Sunday, December 23, 2007

In which I get all Biblical

It's that time of the year, when we celebrate the birth of that radical cleric from the West Bank, known to have ties to Iranian intelligence -- "wise men from the East" being pretty flimsy code, if you ask me. Surely this dude's been wiretapped by the NSA? He went around Israel refusing the recognize the legitimacy of the Jewish state, preaching revolution, and even resorting to violent protest. Pretty shady dealings all around.

If you can't tell, the holidays put me in a pretty grinchy mood, not helped by my choice of part-time employment. Christmas, frankly, is one of the only times I actually spend time thinking about Christianity, Jesus, and my relationship to those two concepts -- Easter being the other biggie, no surprise. It would be easier for me to take contemporary American Christianity more seriously if it didn't produce such outright blasphemies as the notion that Jesus wants you to be rich.
In three of the Gospels, Jesus warns that each of his disciples may have to "deny himself" and even "take up his Cross." In support of this alarming prediction, he forcefully contrasts the fleeting pleasures of today with the promise of eternity: "For what profit is it to a man," he asks, "if he gains the whole world, and loses his own soul?" It is one of the New Testament's hardest teachings, yet generations of churchgoers have understood that being Christian, on some level, means being ready to sacrifice--money, autonomy or even their lives.

But for a growing number of Christians like George Adams, the question is better restated, "Why not gain the whole world plus my soul?"
Because apparently, the King of Kings was whipped forty times, wore a crown of thorns, and died on the cross so that we could all have two-car garages.

Let's say, for a moment, that it was somehow difficult to discover passages like Jesus' declaration that "It is easier for a camel to go through the eye of a needle than for a rich man to enter the kingdom of God." Let's pretend that the Bible didn't have pretty explicit things to say about people who created idols out of gold, or people who betrayed their prinicples for 30 pieces of silver. What's pretty clear to me, in this movement, is that what we're seeing is Christianity stripped of everything that makes it Christian.
That language is reflected in Your Best Life Now, an extraordinarily accessible exhortation to this-world empowerment through God. "To live your best life now," it opens, to see "your business taking off. See your marriage restored. See your family prospering. See your dreams come to pass ..." you must "start looking at life through eyes of faith." Jesus is front and center but not his Crucifixion, Resurrection or Atonement.
I bet. Wouldn't want suffering or sacrifice to be part of our faith, would we?

So why is this bothering me so much? Well, I've worked in retail for most of my adult life now, and for most of that time it was perfectly acceptable to simply say "Happy Holidays" to customers, on the understanding that if you were a Christian you were welcome to take that as "Merry Christmas", and if not, not. But a few years back a bunch of assholes and loudmouths starting harping about how retail workers saying "Happy Holidays" was really an attack on Christianity, part of the War on Christmas, and so my co-workers and I started getting yelled at by customers for tidings of comfort and joy.

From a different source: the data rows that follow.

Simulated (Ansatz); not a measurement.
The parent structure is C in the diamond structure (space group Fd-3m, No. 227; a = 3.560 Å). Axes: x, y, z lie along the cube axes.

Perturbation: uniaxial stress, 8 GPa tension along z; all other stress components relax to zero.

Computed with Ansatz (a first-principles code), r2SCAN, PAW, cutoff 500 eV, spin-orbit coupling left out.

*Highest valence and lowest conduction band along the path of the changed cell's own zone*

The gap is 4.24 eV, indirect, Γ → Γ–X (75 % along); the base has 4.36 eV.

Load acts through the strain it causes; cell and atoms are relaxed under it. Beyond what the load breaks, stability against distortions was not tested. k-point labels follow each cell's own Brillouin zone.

So the response has been entirely predictable: Most retailers I know of now simply don't say anything. I refuse to volunteer any kind of seasonal greeting unless the customer offers it first. Christmas has gone, for me, from being a crazed if somewhat pleasant exchange of money, with some pleasant greetings on the side, to non-stop craziness. With very little in the way of pleasantries. All because my coworkers and I were accused of taking Jesus out of Christmas. It's hard not to feel like I've been robbed of a basic measure of civilized manners, all because of some freaks.

Well, look around people. You assholes are taking Jesus out of Christianity itself, all because you don't want to think of what Jesus would say about the statistics on western obesity and third world hunger. To believe that Jesus wants you to be comfortable obviously misses how uncomfortable Jesus' teachings actually are. But we've already seen church leaders demand that politicians understand torture is a Christian value, and that protecting fertilized zygotes is more important than keeping the Earth from burning, so I suppose having churches devoted to the idea that Jesus drove a hummer isn't the worst thing in the world.

2 comments:

Mike said...

Testify John...and Happy Holidays!

Chet Scoville said...

Indeed. These goons have done more damage to Christianity than Christopher Hitchens could have done in a million years.